Troubleshooting sequences of phonetic characters

Problem

When Phonology Assistant (PA) reads the data sources and divides the transcriptions into phones, it does not assume some sequences of phonetic characters are phones.

Explanation

A base character is a phonetic character that can represent a phone. For example, o is a base character, because it represents the phone [o].

Most phones are represented by a single base character followed by zero or more modifying characters (diacritics or tone markings). For example, [o] or [õ].

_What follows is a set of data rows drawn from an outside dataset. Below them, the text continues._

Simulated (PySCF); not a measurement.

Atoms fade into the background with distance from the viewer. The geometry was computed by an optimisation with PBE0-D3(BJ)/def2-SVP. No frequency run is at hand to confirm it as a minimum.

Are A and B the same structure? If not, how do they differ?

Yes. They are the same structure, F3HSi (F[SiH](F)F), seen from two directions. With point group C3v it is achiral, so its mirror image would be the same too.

However, some phones are represented by sequences that do not begin with a base character or that include more than one base character.

In phonetic transcriptions, PA assumes, as a rule, that each base character represents the beginning of a phone.

Solution

To convert a phonetic sequence to a unit (phone), do one of the following:

  1. In Ambiguous Sequences, add the sequence to the Sequence column, and then select the Treat as one unit check box.

  2. Using an Experimental Transcriptions ScreenTip, add the sequence to the Transcribed in source as column, and then combine the base characters using an upper or lower tie-bar character in the Convert to one of these options column.

  3. In the data sources, edit the transcriptions to combine the base characters using an upper or lower tie-bar character.

Sequences of a non-base character and one following base character

A prenasalized phone is represented by a superscript followed by a base character (for example, ᵐb, ⁿd, ᵑg).

Use solution 1. If you do not define the ambiguous sequence, PA assumes that the diacritic goes with the preceding base character. However, if a word begins with a non-base character, PA assumes it is part of the representation of the first phone, even if you do not define the ambiguous sequence.

Do not use solutions 2 or 3, because PA requires the set of characters combined using a tie-bar to include two base characters.

Sequences of more than one base character

Here are examples of common affricates/double articulations and vowel transitions.

Sequence

Solution 1:
what to add to Ambiguous Sequences list

Solution 2:
what to convert to in Experimental Transcriptions list

Solution 3:
what to modify original transcription to

ts

ts

t͡s

t͡s

dz

dz

d͡z

d͡z

t͡ʃ

t͡ʃ

mb

mb

m͜b

m͜b

nd

nd

n͜d

n͜d

ŋg

ŋg

ŋ͡g

ŋ͡g

i̯u

i̯u

i̯͡u

i̯͡u

ai̯

ai̯

a͡i̯

a͡i̯

i̯ai̯

i̯ai̯

 

 

For sequences like i̯ai̯ that contain more than two base characters, use solution 1. Do not use solutions 2 or 3, because tie-bars can combine only two base characters in PA.